To demonstrate resolve, the BCC moved quickly after Wameso took office on 4 August. On 18 August, it sold 50 million dollars on the interbank market at 2,776 Congolese francs per dollar, a transparent intervention intended both to calm immediate foreign-exchange tensions and to signal that the era of passive management is over.

The step was taken against a backdrop of already tight monetary conditions: the policy rate has been held at 25 percent since August 2023, helping to bring annual inflation down to 8.2 percent by the end of July 2025. The Governor stressed that this restrictive stance will remain in place until inflation expectations are durably anchored and the franc regains a stable store-of-value reputation.

Wameso’s plan rests on three mutually reinforcing pillars. The first is currency stability achieved through limited but well-telegraphed foreign-exchange sales, clear communication on the inflation target, and continued monetary tightness. The second pillar is the deliberate creation of structural demand for franc-denominated assets. To that end, nd the central bank will keep yields on its own bills attractive relative to inflation, while the Treasury will expand the supply of government securities issued in CDF.

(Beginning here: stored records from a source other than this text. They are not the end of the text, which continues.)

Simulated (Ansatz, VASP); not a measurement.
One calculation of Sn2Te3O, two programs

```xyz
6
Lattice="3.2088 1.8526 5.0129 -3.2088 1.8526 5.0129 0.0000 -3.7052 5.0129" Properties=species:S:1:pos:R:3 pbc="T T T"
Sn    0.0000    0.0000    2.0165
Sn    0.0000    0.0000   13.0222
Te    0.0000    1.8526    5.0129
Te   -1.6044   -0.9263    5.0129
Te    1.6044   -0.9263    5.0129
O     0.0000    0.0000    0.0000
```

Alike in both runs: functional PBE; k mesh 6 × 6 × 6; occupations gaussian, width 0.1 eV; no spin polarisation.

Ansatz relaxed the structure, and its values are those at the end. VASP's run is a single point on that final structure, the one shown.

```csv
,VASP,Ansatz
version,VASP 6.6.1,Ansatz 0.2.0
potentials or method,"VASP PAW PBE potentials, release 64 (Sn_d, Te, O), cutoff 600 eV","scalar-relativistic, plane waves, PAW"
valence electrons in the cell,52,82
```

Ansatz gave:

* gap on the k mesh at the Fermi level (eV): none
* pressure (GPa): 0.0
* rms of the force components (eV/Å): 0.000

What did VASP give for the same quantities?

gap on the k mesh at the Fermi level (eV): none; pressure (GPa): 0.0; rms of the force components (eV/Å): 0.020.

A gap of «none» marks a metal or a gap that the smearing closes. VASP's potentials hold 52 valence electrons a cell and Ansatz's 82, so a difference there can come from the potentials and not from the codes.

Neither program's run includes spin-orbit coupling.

A parallel effort will channel domestic-currency credit toward the housing sector, deepening the market and giving savers a tangible reason to hold francs. The third pillar is the systematic reduction of frictions in the everyday use of the currency. Building on a directive issued in June 2024 that forced all electronic-payment terminals to accept only Congolese francs from 31 July, the BCC will work with fintech firms and commercial banks to ensure that paying school fees, utility bills, or groceries in CDF is as effortless as reaching for dollars.

Yet the path is strewn with risks. A transition that is too abrupt could push foreign-currency activity into the parallel market, widen price dispersion, and fuel public distrust. Sterilised dollar sales—selling greenbacks without corresponding capital inflows—would further erode already thin official reserves, which covered only about two and a half months of imports at the end of last year.

The IMF's new program signed in January 2025 aims to lift coverage to three months by 2026, but that timeline could slip if reserve losses accelerate. There is also the danger that mandated conversion of bank balance sheets from dollars to francs might leave borrowers unable to service their debts, raising non-performing-loan ratios and undermining financial stability.

Over the next six months, three indicators will tell whether the strategy is gaining traction: the spread between the official and parallel exchange rates, the uptake of newly issued CDF-denominated government paper, and the share of mobile and electronic payments actually executed in francs. If these gauges move in the right direction, confidence could become self-reinforcing and the country might finally begin to reclaim its currency.

By placing de-dollarisation at the centre of his mandate and stating that intention in his earliest international interview, Governor Wameso has set a clear benchmark for success. The task is enormous, the hazards real, but the roadmap is coherent: stabilise the franc, make it rewarding to hold, and make it effortless to use. Execution will determine whether the DRC enters a new era of monetary sovereignty.